Marcel Winatschek

Bacon Body Wash

Bacon short-circuits something in your brain. You smell it before anything else, before you can even think about it. Your body just knows—there’s something you want.

Someone made body wash out of it. Archie McPhee’s Bacon Body Wash is real, costs four bucks, and smells exactly like you’d expect. It’s the kind of stupid that matters—not throwaway clever, but stupid as in someone genuinely thought, What if we made bacon soap? and then did it without questioning themselves.

There’s a real gap between what if and why would anyone, and that’s where the interesting design lives. Most novelty products are just ironic, just winking at the camera. But bacon body wash commits. It doesn’t apologize. It smells like breakfast. If you wear it, people will want to be closer to you for the wrong reasons, which is its own kind of funny.
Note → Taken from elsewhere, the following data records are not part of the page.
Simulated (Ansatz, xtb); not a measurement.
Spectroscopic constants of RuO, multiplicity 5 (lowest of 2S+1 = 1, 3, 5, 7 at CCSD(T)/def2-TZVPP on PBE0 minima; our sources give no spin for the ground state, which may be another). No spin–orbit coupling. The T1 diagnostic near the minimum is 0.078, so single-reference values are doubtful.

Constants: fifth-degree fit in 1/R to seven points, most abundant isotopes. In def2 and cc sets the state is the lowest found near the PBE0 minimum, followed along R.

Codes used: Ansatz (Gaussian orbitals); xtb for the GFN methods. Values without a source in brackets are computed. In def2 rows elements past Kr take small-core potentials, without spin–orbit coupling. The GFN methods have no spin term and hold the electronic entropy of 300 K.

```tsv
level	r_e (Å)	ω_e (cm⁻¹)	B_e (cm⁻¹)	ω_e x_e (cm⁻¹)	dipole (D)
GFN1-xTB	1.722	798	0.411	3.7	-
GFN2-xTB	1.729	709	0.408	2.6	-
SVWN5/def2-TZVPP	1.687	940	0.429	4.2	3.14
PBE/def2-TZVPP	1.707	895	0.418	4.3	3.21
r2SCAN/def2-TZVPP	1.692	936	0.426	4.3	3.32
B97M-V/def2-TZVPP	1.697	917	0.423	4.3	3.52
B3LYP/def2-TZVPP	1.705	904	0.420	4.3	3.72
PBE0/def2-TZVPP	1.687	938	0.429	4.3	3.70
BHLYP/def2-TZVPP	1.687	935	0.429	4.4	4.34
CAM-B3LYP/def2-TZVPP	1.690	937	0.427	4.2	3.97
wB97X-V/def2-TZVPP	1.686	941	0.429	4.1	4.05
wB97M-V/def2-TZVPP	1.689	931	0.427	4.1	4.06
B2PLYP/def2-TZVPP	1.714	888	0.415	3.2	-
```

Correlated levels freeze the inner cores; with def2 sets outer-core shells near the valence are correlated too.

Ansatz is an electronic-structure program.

What interests me is what novelty products reveal about desire. Fancy bath stuff sells refinement—you’re supposed to become someone better through botanicals and careful scent. But bacon body wash doesn’t pretend. You’re not getting sophisticated. You’re getting hunger, pure and simple. And apparently that’s what people actually want.

I haven’t bought it, but I think about it sometimes. Not because I need to smell like bacon, but because the fact that it exists feels like winning something. Someone made this thing, took it seriously enough to manufacture it, and put it in gift shops. In a world of optimization and algorithms, that kind of committed stupidity is close to an act of resistance.